Life sentence for Ratko Mladic – the butcher of the Balkans.

On June 8, 2021, the Mechanism for International Criminal Courts (MTPI) confirmed that the former Commander-in-Chief of the Bosnian Serb Republic (VRS) Army – General Ratko Mladic – should be sentenced to life imprisonment for “atrocious war crimes and crimes against human kind”.

 The MTPI’s verdict (in The Hague – Netherlands) put an end to the legal process against what became known as “the butcher of the Balkans”, because the decisions of this judicial body — which replaced the International Criminal Court for the former Yugoslavia (TPIJ) after its closure in 2017 — are not subject to appeal.

Ratko Mladic, now 79, was blamed for the Srebrenica massacre in July 1995, where VRS forces under his command allegedly executed about 8,000 Bosnian Muslim civilians.

It is true that history is told by the victors, and the Serbs lost that war; however, regardless of the reasons General Mladic may have had for acting as he did in Srebrenica, a commander is always responsible for the performance of his forces, and this earned him conviction for four war crimes and five crimes against humanity. Srebrenica was considered the biggest bloodbath in Europe after World War II, and Mladic’s hands are stained with that blood.

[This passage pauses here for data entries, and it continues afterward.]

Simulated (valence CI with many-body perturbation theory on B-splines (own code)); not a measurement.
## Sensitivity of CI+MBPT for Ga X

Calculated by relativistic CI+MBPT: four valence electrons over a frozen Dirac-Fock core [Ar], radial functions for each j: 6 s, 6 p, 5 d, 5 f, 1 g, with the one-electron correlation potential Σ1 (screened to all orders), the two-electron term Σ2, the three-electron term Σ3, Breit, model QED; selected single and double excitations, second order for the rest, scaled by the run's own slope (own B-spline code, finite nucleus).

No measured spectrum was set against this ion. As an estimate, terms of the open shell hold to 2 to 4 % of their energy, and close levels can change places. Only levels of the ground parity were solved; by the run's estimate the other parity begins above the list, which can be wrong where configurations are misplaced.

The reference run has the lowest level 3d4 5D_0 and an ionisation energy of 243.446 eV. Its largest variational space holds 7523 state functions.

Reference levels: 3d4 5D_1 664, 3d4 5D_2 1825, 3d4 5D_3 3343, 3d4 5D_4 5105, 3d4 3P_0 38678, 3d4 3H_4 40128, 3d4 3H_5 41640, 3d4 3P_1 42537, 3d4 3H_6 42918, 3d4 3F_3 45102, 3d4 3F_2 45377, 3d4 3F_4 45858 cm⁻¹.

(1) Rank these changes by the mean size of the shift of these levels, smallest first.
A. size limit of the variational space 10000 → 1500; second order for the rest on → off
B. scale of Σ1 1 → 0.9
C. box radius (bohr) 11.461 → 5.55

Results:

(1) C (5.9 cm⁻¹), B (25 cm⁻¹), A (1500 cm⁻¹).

War transforms people and emphasizes everything that is bad in human kind. However, a career officer; a Commander; has the obligation to think beyond the range of his cannons. His forces owe him loyalty, but “he” has a guardianship duty to his men and women in arms: “the duty of custodian”. Mladic failed when he led the Serbs in an autistic way, not thinking about the consequences that would follow for his forces.